Stabilization of crossflow instability with plasma actuators: Linearized Navier-Stokes simulations

TL;DR

This study investigates using plasma actuators to control crossflow vortices and delay transition in boundary layers, combining linearized Navier-Stokes simulations with experimental validation, revealing complex unsteady effects.

Contribution

It introduces a linearized Navier-Stokes modeling approach for plasma actuator control of crossflow vortices, validated against experiments, highlighting challenges from actuator unsteadiness.

Findings

Good agreement between LNS simulations and experiments on mode amplitudes.

Numerical models suggest transition delay, but experiments show transition advance.
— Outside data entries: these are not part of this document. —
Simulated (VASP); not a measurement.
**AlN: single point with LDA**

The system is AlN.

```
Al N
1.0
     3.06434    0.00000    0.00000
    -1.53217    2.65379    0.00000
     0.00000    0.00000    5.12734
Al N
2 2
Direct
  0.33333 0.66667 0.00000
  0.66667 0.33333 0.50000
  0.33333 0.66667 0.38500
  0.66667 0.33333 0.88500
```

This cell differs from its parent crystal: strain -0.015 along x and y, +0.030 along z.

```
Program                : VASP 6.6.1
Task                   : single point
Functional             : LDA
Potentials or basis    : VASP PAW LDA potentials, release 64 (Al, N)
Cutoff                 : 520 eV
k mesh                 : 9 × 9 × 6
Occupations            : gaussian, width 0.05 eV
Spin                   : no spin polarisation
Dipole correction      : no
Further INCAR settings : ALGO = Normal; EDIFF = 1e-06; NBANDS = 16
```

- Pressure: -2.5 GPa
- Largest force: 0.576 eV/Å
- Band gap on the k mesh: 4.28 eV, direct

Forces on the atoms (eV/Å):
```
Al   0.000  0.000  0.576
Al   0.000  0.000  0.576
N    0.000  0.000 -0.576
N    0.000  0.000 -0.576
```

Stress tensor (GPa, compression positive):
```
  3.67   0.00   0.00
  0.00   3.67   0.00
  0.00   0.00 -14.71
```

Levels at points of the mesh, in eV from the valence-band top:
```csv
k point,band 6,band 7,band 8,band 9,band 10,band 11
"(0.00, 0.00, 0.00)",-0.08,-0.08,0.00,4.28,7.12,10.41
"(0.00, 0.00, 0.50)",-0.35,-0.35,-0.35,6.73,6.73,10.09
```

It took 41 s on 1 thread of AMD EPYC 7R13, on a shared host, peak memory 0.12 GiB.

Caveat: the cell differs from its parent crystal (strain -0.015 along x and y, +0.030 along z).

Actuator-induced unsteadiness affects control effectiveness in practice.

Abstract

This paper describes work carried out within the European Union (EU)-Russia Buterfli project to look at the control of transition-causing "target" stationary cross flow vortices, by the use of distributed plasma actuation to generate sub-dominant "killer" modes. The objective is to use the "killer" modes to control the "target" modes through a non-linear stabilizing mechanism. The numerical modelling and results are compared to experimental studies performed at the TsAGI T124 tunnel for a swept plate subject to a favorable pressure gradient flow. A mathematical model for the actuator developed at TsAGI was implemented in a linearized Navier Stokes (LNS) solver and used to model and hence predict "killer" mode amplitudes at a measurement plane in the experiment. The LNS analysis shows good agreement with experiment, and the results are used as input for non-linear PSE analysis to predict the effect of these modes on crossflow transition. Whilst the numerical model indicates a delay in transition, experimental results indicated an advance in transition rather than delay. This was determined to be due to actuator induced unsteadiness arising in the experiment, resulting in the generation of travelling crossflow disturbances which tended to obscure and thus dominate the plasma stabilized stationary disturbances.